Skip to main content

Handling your Dataset

Before you start training your model, you need to load and organize your image data. A clean and well-labeled dataset is the foundation for accurate AI performance.

1. Load Your Images

Access the Dataset tab in your ONE AI workspace to prepare your visual training data.

Training Data View

  • You can simply drag and drop your image files to import them.
  • You can Import Files or Import Folders to load unlabeled image data directly from your device.
  • The Import Dataset feature can be used to load a labeled dataset.
  • You can use the Camera Tool in the AI tab to capture images directly within ONE AI for real-time data collection.
  • You can use the Spectrogram Generator to convert audio or time series data to images.

1.1 Dataset Import

When you press the Import Existing Dataset button, the following window opens:

Dataset Import

You need to select the directory to import as well as the format of your annotations. Currently, we support the formats YOLO, COCO and Pascal Voc as well as Classification datasets that contain one directory for each class.
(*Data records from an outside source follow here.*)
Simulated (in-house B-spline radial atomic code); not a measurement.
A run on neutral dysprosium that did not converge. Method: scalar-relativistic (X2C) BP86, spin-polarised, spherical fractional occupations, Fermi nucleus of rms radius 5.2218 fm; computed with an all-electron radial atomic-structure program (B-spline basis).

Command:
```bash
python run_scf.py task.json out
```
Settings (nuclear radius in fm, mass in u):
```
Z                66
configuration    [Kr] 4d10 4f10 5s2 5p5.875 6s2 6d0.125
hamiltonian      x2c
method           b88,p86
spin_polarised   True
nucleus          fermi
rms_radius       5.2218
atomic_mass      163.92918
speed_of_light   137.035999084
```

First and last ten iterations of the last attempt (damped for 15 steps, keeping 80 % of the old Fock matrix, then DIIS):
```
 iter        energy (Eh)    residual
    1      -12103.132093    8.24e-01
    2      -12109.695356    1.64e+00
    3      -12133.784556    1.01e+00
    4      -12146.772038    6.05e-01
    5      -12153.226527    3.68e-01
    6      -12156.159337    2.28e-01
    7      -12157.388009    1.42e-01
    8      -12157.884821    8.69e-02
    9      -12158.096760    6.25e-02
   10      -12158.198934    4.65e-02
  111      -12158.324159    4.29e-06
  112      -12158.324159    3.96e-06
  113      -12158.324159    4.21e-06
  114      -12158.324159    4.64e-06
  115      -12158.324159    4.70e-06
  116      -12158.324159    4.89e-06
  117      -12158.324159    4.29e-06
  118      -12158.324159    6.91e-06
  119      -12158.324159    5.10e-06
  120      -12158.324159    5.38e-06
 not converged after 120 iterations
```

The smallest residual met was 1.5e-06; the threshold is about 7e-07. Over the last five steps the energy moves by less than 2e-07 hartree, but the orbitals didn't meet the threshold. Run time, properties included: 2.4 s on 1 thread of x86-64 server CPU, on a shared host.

Check out our examples like if you don't have a dataset and want to try ONE AI:

  1. A quality control of potato chips
  2. A detection of handwritten digits
  3. An object detection of dice

1.2 Camera Tool

You can use OneWare Studio's integrated Camera Tool to record images for your dataset. The camera tool allows you to configure camera settings and record images from multiple cameras simultaneously.

Camera Tool Selection

When you start the camera tool, you first need to add the cameras to your workspace. Select the camera that you want to use in the dropdown menu and click on the plus icon. You can use the play icon on the bottom of the camera window to start and stop the live preview. By clicking on the gear icon, you can enter the camera configuration menu.

Camera Tool Configuration

The camera configuration menu allows you to customize your camera settings. You can create different presets that can be exported and imported. You are also able to crop the image. You can draw the area you are interested in onto the preview or set its coordinates at the bottom of the settings list.
For our example, we increased the the camera's brightness and contrast. This brightens the white background and makes it easier for the AI model to recognize the numbers. We also added a crop to select a square region from the rectangular camera image.

Camera Tool Capture

To record images, we need to go to the Capture tab. You can record images by clicking on the camera icon, which updates the preview. This records an image from all cameras simultaneously. You need to select the directory where you want to add them and click on the save icon to save them. The images are automatically named with the timestamp they were captured at, so you don't need to enter names manually.

1.3 Spectrogram Generator

Spectrogram Generator

The spectrogram generator supports converting audio or CSV files to spectrogram images. You can decide, whether the generated spectrograms are added to the train, test or validation dataset. Furthermore, you need to provide the sampling rate of your data.

2. Choose Labeling Mode

Label Mode

  • Classes: Each image is assigned to one or more classes.
  • Objects: Individual objects are selected in the images by drawing boxes around them.

3. Divide Your Dataset

Dividing your data into separate subsets is crucial for building reliable AI models. Follow these steps to split your data effectively.

3.1 Training Set

The training set teaches your AI what to recognize - it's your model's foundation.
Use about 70% of your total dataset with properly labeled images. Ideally it should include at least 50 images per class. More variety means better real-world performance.

3.2 Validation Set

The validation set monitors your model's performance on unseen data during training.
This evaluates performance without direct training involvement. Labels are required for the validation set as well to monitor the AI performance on unseen data while training.

Validation Set Settings

Using Validation Split: If you don't have separate validation images, you can enable Use Validation Split to auto-divide your training set:

  • 20% for standard datasets
  • 30% for small datasets
  • 10% for large datasets

3.3 Test Set

The test set provides a final performance evaluation after training. It is important to keep this set completely separate from training and validation data to get an objective evaluation. Providing labels is optional but highly recommended. Otherwise, you need to manually look through the predictions instead of getting a quantitative result.
To get an accurate evaluation on how the model will perform for your application, it is important to ensure that the test data represents the real-world deployment conditions. This organized approach ensures your AI model will be robust, accurate, and ready for real-world deployment with ONE AI.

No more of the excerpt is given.